The Trouble with the News
A certain amount of knowledge of current events is important and can be helpful. From watching the news, I have been inspired to donate money and time to worthwhile causes. I also think it is important, on a personal level, to understand what is going on in the world. When I was growing up, the news was typically a half-hour program viewed by networks as a civic duty more than a profit center.
That has changed however. Now there are fully 24/7 networks on whatever band of the political spectrum you want. These networks are built around the premises of sucking you in and keeping you there. It is very much a profit thing, and they are good at winding you up to stick around for that next segment/hour/day.
While some news is good, too much news is bad. There comes a point where you stop learning about current events and instead become zombified by them. Too much news can poison you.
So I’ve started taking steps. First, I put a box around the news. I try to keep news consumption down to 30 minutes a day. There are lots of ways to do this, but one way I’ve found useful is the Reuters app on the Apple TV. You can log into it and get the day’s news boiled down to as little as 10 minutes. It then gives you a summary of national and world news, and once it finishes, it finishes. It doesn’t ask you to stick around.

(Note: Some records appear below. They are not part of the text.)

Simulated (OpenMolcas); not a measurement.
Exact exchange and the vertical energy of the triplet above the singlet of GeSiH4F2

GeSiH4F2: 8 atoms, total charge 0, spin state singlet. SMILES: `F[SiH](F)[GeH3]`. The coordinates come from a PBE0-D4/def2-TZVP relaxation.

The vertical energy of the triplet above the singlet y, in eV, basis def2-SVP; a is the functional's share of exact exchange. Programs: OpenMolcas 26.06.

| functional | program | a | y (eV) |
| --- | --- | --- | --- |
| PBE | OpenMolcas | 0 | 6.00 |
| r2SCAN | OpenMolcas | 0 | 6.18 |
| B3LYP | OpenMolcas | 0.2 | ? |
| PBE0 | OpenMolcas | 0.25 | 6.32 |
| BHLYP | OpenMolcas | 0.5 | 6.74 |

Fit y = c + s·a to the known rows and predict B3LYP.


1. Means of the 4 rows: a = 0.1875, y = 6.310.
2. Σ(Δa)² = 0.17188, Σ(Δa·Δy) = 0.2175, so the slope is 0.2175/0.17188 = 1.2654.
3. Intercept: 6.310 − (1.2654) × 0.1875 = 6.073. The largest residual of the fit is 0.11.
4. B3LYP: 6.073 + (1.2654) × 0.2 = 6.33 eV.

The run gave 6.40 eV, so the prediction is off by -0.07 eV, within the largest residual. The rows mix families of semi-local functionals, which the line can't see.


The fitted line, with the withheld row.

Another practice I’ve been working on when watching the news is to do a little internal check-in once I turn the news off. “How am I feeling right now?” “How agitated am I?” “If I’m wound up, is there anything I can do to make a difference?” I also try to disconnect after watching the news. I’ll go make some music, pull some weeds in the garden, or take the dog for a walk. Then I can get back to work with a clear head.
If you’re like me and susceptible to the news infinity pool, take some times to build your own box for the news.